Madam Speaker, I rise this evening to follow-up on a question I asked on November 30 of the Minister of Foreign Affairs regarding the number of visits that Canadian officials made to Afghan prisons since the 2007 agreement was made. It was the new and improved agreement with the Afghan government as to the handling of detainees and a supposedly robust monitoring program.
I asked the minister whether or not the government was prepared to release the reports of those visits. We still have the Afghan independent human rights commission and the United States state department saying that torture still remains commonplace in the prisons of Afghanistan. We continue to need confidence that we are not violating international law in this matter. We are asking that the government make those reports public. I think the question was whether it will continue to claim that everything is all right without revealing any facts.

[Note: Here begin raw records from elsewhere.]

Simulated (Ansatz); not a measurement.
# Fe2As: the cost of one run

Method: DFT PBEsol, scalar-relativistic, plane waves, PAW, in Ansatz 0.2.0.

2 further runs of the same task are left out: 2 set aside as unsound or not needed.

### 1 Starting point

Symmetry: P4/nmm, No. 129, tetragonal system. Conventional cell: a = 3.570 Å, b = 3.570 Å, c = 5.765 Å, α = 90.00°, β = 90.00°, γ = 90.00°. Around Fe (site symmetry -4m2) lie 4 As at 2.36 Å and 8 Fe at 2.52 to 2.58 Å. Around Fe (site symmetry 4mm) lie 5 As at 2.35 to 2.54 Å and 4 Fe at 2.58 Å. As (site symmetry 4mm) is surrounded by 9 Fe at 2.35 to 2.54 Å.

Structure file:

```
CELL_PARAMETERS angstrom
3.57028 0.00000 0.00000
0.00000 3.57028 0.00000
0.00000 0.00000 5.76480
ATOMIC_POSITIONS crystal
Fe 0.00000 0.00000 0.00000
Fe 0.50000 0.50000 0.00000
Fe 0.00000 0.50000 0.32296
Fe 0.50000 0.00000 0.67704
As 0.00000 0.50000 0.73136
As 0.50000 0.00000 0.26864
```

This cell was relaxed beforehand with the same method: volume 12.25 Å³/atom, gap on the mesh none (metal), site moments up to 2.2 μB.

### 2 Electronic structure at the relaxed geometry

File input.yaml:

In response, the government responded similarly to the way it has in the past. The government has been obfuscating on this issue. That does not have anything to do with hockey or skating. It has to do with pretending to answer the question but in fact not. It talks about improvements to human rights in Afghanistan. I do not want to hear about that, although I know a lot of effort has been made to try to improve human rights in Afghanistan.
I would like to know whether or not the government is going to release these reports and have the kind of transparency that other countries have in dealing with this issue. Frankly, we are not satisfied that the kind of monitoring that would be expected and needed is in fact taking place. The special committee on Afghanistan has had some witnesses before it, talking about the new system and the improvements that were made.
However, we are learning that, when Canadian officials find that something is going wrong, all they do is tell the authorities in Afghanistan. They do not actually do an investigation of their own. For example, in November 2007, after hearing half a dozen people or so talk about how they were tortured or ill-treated in the prison, describing issues related to being beaten with cables, et cetera, they discovered in the investigator's office of the prison a wire cable that they then reported to the authorities in Afghanistan. This particular investigator was fired as a result.
If that was there in November 2007 and the individuals were complaining about being beaten with wire cables, surely there is some connection between one and the other. When dealing with law, it is called corroboration. Yet, the government maintains that it had no proof of any individual Afghan detainee being tortured. That is not good enough. That is not the issue that has to be answered first of all. The main issue is whether there was a risk of torture and if Canadians passed over Afghan detainees to that real risk of torture.
I do not think the government is answering the question. Information has come out today. The Canadian Press as well as the CBC are reporting issues that confirm Mr. Colvin's concerns that ordinary people, who Canadian generals and military officers describe as local yokels, were being passed over and that the monitoring was not adequate. Will the government release those reports so we can have transparency on this issue?